Tuesday, June 2, 2009

Time of Your Life (Buffy the Vampire Slayer, Season 8, Volume 4)

And speaking of semi-cannon print continuations of film/tv classics, the fourth collected volume of the “eighth season” of Buffy the Vampire Slayer came out last month. Honestly, I’m not a huge fan of the comic book medium (by which I mean traditional U.S style comics as opposed to graphic novels, for example, or manga). I generally prefer their cartoon adaptations, as is the case with my beloved X-Men. That being said, I have been following the comic book continuation of the television series Buffy the Vampire Slayer, which ended with its seventh season in 2003, primarily because I love that universe and am a total sucker for all things related to it. So when the fourth volume of the collected edition, entitled Time of Your Life and containing issues #16 – #20, came out a few weeks ago, I hustled my butt down to Barnes & Noble and plunked down sixteen bucks for my copy. While the comic series doesn’t necessarily retain all the charm and appeal of the show, it nevertheless provides lots of fun for fans and usually a good read as well.

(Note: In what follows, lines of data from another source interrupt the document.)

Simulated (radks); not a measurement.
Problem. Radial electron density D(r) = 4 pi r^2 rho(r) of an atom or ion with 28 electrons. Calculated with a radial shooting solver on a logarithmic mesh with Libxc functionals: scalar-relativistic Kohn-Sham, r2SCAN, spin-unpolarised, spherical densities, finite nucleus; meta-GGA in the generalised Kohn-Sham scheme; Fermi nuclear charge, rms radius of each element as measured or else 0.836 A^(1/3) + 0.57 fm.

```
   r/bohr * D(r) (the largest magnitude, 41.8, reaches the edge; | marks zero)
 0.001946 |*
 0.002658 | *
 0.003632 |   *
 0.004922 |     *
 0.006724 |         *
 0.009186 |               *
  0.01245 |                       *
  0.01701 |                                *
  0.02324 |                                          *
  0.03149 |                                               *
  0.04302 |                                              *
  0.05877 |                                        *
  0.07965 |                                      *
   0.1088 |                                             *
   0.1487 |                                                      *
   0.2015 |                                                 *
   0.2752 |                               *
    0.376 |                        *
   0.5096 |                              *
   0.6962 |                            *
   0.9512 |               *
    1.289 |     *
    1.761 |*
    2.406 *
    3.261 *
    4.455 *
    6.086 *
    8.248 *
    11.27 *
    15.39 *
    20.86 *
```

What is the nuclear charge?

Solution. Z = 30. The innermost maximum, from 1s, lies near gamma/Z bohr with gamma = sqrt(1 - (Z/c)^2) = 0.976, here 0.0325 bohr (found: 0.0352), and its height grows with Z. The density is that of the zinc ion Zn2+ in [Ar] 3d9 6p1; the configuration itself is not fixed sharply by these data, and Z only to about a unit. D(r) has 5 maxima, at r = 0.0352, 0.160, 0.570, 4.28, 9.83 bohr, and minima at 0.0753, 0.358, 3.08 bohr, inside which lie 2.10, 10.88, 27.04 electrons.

The title “Time of Your Life” refers to issues #16 – #19, a time travel story arc that also crosses over with Fray, an eight-issue comic about the slayer of the future. In this arc, Buffy and Willow head to the New York group on some mystical tip Willow got through the vague and mysterious spiritual pipeline and end up – you guessed it – walking into a trap. Bottom line: Buffy gets transported 200 years into the future and finds herself in a sci-fi version of Manhattan coming face-to-face with Fray, a slayer whose English is even more garbled and incomprehensible than Buffy’s. Once she adjusts to the bizarre circumstances a bit, Buffy’s dismayed to see the rather grim conditions of the future, and to learn that the number of total slayers has somehow dwindled back down to one (in fact, Fray’s the first to be called in years.) Before she can piece together the whole, story, however, we find out just who’s been pulling the strings behind Buffy’s little jaunt through time. Well, the cover art kind of gave it away, but yes, it’s Dark Willow! (dun dun dun) But she’s not like the Dark Willow of season six, who was full of incontrollable rage. This is a Willow darkened not by sudden anger, but rather twisted and hardened by the inexorable passage of time and filled with cold, merciless calculation, and perhaps not a little sadness as well. Her motives for bringing Buffy to this time are not exactly clear, but it doesn’t take long for her to turn Fray and Buffy against one another.

Meanwhile, back in the present, Dawn and Xander are left to hold down the Scotland base. This proves rather difficult when Amy and Warren (these two never die, do they?) orchestrate a two-pronged supernatural/technical attack on behalf of their new boss, the ominous and mysterious Twilight (who is undoubtedly the big bad of Season Eight.) Xander and Dawnie and the rest of the troops pull through in the end, of course, but not before sustaining some casualties and having a hilarious encounter with the tree-folk of the forest surrounding the castle. Also in this arc, we get to see a lot more of Kennedy (she and Willow are evidently still a thing), and we learn that Riley Finn has apparently gone over to the dark side. Too bad Buffy still thinks he’s a reliable source.

After all the intense action of issues #16 – #19, I really loved how issue #20 provided a little break from the increasingly entangled developments of the Season Eight mythology. Entitled “After These Messages … We’ll Be Right Back”, this issue was much lighter in tone and really played up the nostalgia factor by hearkening back to the early days of the original series, showing us how much has changed since then, but also how much is still the same. In this issue, Buffy returns to the base totally exhausted from an evening of demon slaying and has a strange dream in which she finds herself back at Sunnydale High, as if the past eight years had never happened. Initially thrilled to be relieved of the pressures of leading a worldwide slayer army, she soon finds that high-school slaying isn’t all fun and games the way she remembers. I loved this issue. I loved seeing old characters like Cordelia and Joyce and Principal Snyder, not to mention the high-school versions of Buffy and Willow (let’s face it, Xander hasn’t really changed all that much, bless his heart). I loved how the art during the dream sequence shifted to a more cartoonish, Betty-and-Veronica type of stylization. I loved how it was funny like the original series was, but also drove home a really powerful message about what changes over time and what remains constant.
All in all, Time of Your Life was a pretty nifty installment of Season Eight. I never read the Fray series, but I was still able to follow and enjoy the crossover. The series may not be as funny or clever as the show was, but it’s still really engaging and enjoyable. Plus, with little gems like “After These Messages” and the tree-folk embedded here and there throughout the series, how could I not read it? Also, the artwork is gorgeous. I kind of like that the characters don’t look exactly like the actors from the show; the series has its own distinctive style. And if there’s one thing that comic books have over manga and graphic novels, it’s color. The colors in here are so prettyyyy. If nothing else, Season Eight sure is easy on the eyes.